Certainly, the question of where to draw the line on recover-ability of consequential losses
cannot be answered by a mathematically precise formula. Judges have used their discretion from
time to time, and in that process, two formulas have been highlighted:
1. The test of reasonable foresight
2. The test of directness

THE TEST OF REASONABLE FORESIGHT

According to this test, if the consequences of a wrongful act could have been foreseen by a
reasonable man, they are not too remote. If on the other hand, a reasonable man could not have
foreseen the consequences, they are too remote. And, a person shall be liable only for the
consequences which are not too remote i.e. which could be foreseen.

THE TEST OF DIRECTNESS


According to the test of directness, a person is liable for all the direct consequences of his
wrongful act, whether he could have foreseen them or not; because consequences which directly
follow a wrongful act are not too remote. The only question which has to be answered in such
any case whether the defendant’s act is wrongful or not, i.e., could he foresee some damage? If
the answer to this question is in the affirmative, i.e., if he could any damage to the plaintiff, then
he is liable not only for those consequences which he could have foreseen but for all the direct
consequences of his wrongful act.
THE CONTENTION (Waxing and Waning)
The test of reasonable foresight was, for the first time, laid down by Pollock, C.B., in his
separate opinions rendered in two cases of the Court of Exchequer in 1850, the cases being
Rigby v. Hewitt and Greenland v. Chaplin. This was rejected expressly in the case by the court
of appeal in Re Polemis and Furness, Withy and Co. Ltd. in favor of the test of directness.
Though the first authority for the view if advocating the directness test is the case of Smith v.
London & South Western Railway Company where Channel B. said: where there is no direct
evidence of negligence, the question what reasonable man might foresee is of importance in
considering the question whether there is evidence for the jury of negligence or not…. but when
it has been once determined there is evidence of negligence, the person guilty of it is equally
liable for its consequences, whether he could have foreseen them or not. What the defendant
might reasonably anticipate is only material with reference to the question, whether the
defendants were negligent or not, and cannot alter their liability if they were guilty of negligence.
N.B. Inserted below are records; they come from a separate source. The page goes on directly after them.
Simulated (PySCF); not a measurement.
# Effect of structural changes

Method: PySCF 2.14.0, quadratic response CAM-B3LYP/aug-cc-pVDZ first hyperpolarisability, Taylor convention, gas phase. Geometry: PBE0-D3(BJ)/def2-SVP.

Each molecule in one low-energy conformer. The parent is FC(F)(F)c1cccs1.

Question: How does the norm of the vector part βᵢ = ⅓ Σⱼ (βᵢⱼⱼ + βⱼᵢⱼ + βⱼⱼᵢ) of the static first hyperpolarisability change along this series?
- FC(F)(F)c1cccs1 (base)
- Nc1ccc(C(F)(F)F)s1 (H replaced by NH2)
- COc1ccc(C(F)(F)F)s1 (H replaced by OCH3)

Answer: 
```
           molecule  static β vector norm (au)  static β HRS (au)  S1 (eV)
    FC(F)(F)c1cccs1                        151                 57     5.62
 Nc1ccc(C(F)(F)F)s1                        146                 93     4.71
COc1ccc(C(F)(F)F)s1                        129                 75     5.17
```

Smith v. London and South Western Railway Co.


FACTS – The railway company was negligent in allowing a heap of trimmings of hedges and
grass near a railway line during dry weather. A spark from the railway engine set fire to the
material. Due to high wind, the fire was carried to the plaintiff’s cottage which was burnt.
The defendants were held liable even though they could not have foreseen the loss to the cottage.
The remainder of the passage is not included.